Mark Twain once responded to inaccurate reports of his death as “greatly exaggerated.”
The same could be said for California about one of the hottest topics in U.S. agriculture today, the rapid growth of weeds resistant to the herbicide glyphosate. California has its share of glyphosate-resistance weeds (four of the nine identified so far); however, the problem is more hype than fact in the Golden State.
Although weed scientists have identified significantly more weeds resistant to far more herbicides that are now attributable to glyphosate, it is the rapid spread of Roundup-resistance that is the talk inside and outside of agriculture.
This “super weed” issue has captured headlines in California, Renee Pinel, president/CEO of Western Plant Health Association, told a meeting of the California Weed Science Society in Monterey.

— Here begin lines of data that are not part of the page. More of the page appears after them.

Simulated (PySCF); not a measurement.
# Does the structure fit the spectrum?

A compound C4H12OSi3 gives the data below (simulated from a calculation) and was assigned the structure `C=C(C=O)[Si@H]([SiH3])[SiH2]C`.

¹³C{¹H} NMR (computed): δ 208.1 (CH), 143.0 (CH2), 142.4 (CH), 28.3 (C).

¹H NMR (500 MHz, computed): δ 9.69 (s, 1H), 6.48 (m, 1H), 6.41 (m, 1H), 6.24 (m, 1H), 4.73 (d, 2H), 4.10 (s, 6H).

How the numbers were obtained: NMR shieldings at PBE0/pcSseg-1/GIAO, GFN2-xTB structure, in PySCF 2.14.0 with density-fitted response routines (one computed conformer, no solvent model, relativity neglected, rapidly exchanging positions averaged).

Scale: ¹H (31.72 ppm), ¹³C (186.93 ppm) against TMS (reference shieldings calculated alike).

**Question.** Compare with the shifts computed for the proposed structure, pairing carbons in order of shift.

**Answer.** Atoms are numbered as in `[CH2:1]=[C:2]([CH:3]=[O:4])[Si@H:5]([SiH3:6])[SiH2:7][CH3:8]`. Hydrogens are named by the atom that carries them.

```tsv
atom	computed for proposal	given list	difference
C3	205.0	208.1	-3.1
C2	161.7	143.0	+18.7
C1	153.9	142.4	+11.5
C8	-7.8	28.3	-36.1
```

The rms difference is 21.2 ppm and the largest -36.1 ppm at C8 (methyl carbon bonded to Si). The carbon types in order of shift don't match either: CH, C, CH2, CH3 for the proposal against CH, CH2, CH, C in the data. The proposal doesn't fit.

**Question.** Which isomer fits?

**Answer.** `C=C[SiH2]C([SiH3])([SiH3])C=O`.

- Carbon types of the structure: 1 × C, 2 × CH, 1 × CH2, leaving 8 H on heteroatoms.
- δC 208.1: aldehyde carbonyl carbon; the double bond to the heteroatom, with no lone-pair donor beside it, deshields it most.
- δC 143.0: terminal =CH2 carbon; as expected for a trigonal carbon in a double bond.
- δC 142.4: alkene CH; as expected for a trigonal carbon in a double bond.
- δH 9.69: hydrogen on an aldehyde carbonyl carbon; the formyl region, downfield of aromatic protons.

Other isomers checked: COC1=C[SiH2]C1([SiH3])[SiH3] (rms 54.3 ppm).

“The perception of widespread resistance to glyphosate really isn’t an issue in California, even though we hear about it a lot,” she said. One reason is California’s different cropping systems allowing for more alternatives that other parts of the country. Although growers in the West are adopting minimum tillage systems more readily, cultivation is still more prevalent than in other areas of the U.S. And there is less reliance on a one-herbicide weed control strategy in California in most all crops.
Pinel said glyphosate resistance is “not a product issue” but more about growers not using sound, multiple weed control strategies. This has been compounded by overuse of cheap off-patent glyphosate, she added.
Nevertheless, the business of California weed control continues to evolve with shifts in dominant weed species and some weeds becoming more challenging to control at glyphosate label rates, says Tulare County Cooperative Extension Farm Advisor Steve Wright, who also spoke at CWSS.
“The Roundup resistance technology is outstanding, and California growers realize the economic benefit of it,” Wright said. “You hardly see fields with nutsedge any more, and it is due to the Roundup Ready technology.” It has also helped in controlling nightshade. Wright estimates California cotton growers have saved $200 per acre per year with this glyphosate-resistant technology.
Most cotton producing states except Texas and California grow virtually 100 percent herbicide-resistant cotton varieties. One reason California has not been that high is because there has not been a Roundup-Ready Pima, the dominant cotton planted in the San Joaquin Valley. That changed last year when the glyphosate-resistant technololgy was approved for California, and 50 percent of the crop was planted to Pima Flex. This year Pima Flex acreage will likely be a much higher percentage herbicide resistant.
About 85 percent of California upland varieties are glyphosate-resistant varieties.
Although documented weed resistance to glyphosate is spreading rapidly elsewhere, Wright is more concerned about weed shifts in California than resistance.
Weed shifts causing Palmer spread
Palmer amaranth has emerged as the No. 1 herbicide-resistant weed in many areas of the South and Southeast. The same weed is showing up more often in California. However, it is not resistance that is causing the spread. It is weed shifts, said Wright. As herbicides control one species of weed, another is likely to become problematic.
Palmer amaranth is a nasty weed, Wright warns. “A couple of years ago we were concerned about horseweed. Horseweed is easy to control compared to Palmer amaranth, which produces double or triple the seed of horseweed. ” Wind can carry Palmer amaranth seed a quarter of a mile. It is creeping into fields, orchards and vineyards from ditch banks and roadsides.
Wright is warning growers that left uncontrolled outside of fields invites an in-field problem with not only Palmer amaranth, but other weeds as well.
Herbicide-resistant Palmer amaranth now consumes 1.6 million acres of cropland, according to Wright. It grows at the rate of 2 inches per day. It is forcing no-till farmers to return to tillage systems and hand-weeding and putting residual herbicides back into cotton copping systems. Fortunately, Wright said California cotton growers only briefly abandoned preplant herbicides. They’re now back in the vegetation management strategy.
Wright also identified annual morningglory, pigweed, lambsquarter, sprangletop and barnyardgrass as becoming more problematic to control with Roundup over the past few years.
There are viable alternatives to glyphosate, said Wright. Most are tank mix compatible with glyphosate.
There are also herbicide-resistant traits like Liberty Link in some varieties and in development are cotton varieties resistant to 2, 4-D and dicamba.
“There are a ton of herbicides that will work in cotton weed control. You do not have to rely on Roundup,” he said.